BON Accord - That most traditional of Aberdonian greetings, "Happy to meet, sorry to part, happy to meet again".
Will this be true of the next chapter in the economic history of the North-east?
We are now 20 or so months into a reduced oil price and a realisation for many that it's not a temporary blip and lower oil prices are here to stay for some time.
Firms are trying to acclimatise to the new norm of poor visibility in the order book, reduced margins on contracts and increased focus on business cash flows on the back of a plethora of projects being shelved that were due to come on line during 2016/2017.
The reality for many is that a significant period spent gearing up to service these projects has now proven to be the root cause of a constrained cash flow.

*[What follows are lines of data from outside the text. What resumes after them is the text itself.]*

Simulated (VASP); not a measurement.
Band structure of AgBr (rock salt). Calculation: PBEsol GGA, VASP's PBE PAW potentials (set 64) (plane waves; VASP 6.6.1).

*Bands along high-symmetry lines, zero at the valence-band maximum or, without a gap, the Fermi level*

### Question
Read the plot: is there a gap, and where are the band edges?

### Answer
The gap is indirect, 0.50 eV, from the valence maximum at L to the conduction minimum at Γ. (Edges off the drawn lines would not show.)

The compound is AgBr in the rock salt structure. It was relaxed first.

Businesses whose services are now classified as discretionary spend are under pressure as customers seek to address their operating costs.
Unless the products on offer are absolutely necessary, then some companies may face the prospect of complete contract cancellation or a compromise of "here is the new price we are prepared to pay".
Even those businesses which are in the fortunate position of having a product considered as being absolutely critical, delays and visibility of the pipeline may still be a reality as things slip increasingly to the right.
Our restructuring advisory colleagues have been working with many clients in the oil and gas sector, assisting with discussions with banks in respect of funding requirements and advising on operational efficiency and turnaround.
They work alongside our corporate finance team with companies who may find themselves to be an attractive acquisition target - particularly where their products are still needed in the supply chain and the underlying business activity and jobs attached to those activities can be absorbed by a buyer looking to increase top line activity and utilise existing capacity.
Where the impact of current conditions has been too great, then we have been able to advise those unfortunate parties in respect of their duties as directors and to pursue insolvency solutions where necessary.
On a brighter note, there continue to be more traditional opportunities with our corporate finance teams being kept busy with M&A activity.
Aberdeen has long been seen as a market serving a truly global industry and companies which have focused on growth internationally and are less reliant on the UKCS alone are continuing to grab the interest of investors and acquiring corporates across the globe.
Confidence is key in a depressed market and our teams are working closely with a variety of private equity houses and top performing companies who continue to have the confidence that despite a lower oil price, there remains a bullish appetite for good quality M&A activity.
The recent news of government support offered by the UK and Scottish Governments is a welcome break.
However, it will be interesting to understand how the support will filter its way through the industry and not be in breach of European state aid rules.
Perhaps it would be better to follow the Norwegian model and offer enhanced tax incentives through a partial refund of exploration costs, leading to even further increases in long term production.
Allied with a supply chain ready to innovate itself and bring more efficient technologies to the market, this could deliver a sustainable long term future for industry.
Cementing the global supply chain in the North-east for future decades is an opportunity too good to miss.
Whilst nobody is quite ready to accept the early onset of it quite yet, another area to consider would be to subsidise the burgeoning decommissioning industry which again would allow activity to filter down through the economy as businesses achieve clarity around what remains a process shrouded in a degree of the unknown.
The government hopes that the promised investment in local infrastructure will benefit businesses across the board, encourage diversification and innovation, and reduce the region's reliance on oil and gas as mooted by Sir Ian Wood.
But it's hard to see how this investment in infrastructure - with the possible exception of the Aberdeen Harbour expansion - will be of immediate direct benefit to the beleaguered oil industry.
That is, unless it brings with it a change in traditional thinking and truly delivers on the promise of kick-starting an innovation revolution ensuring that meeting the next chapter of the oil and gas industry is indeed a happy experience.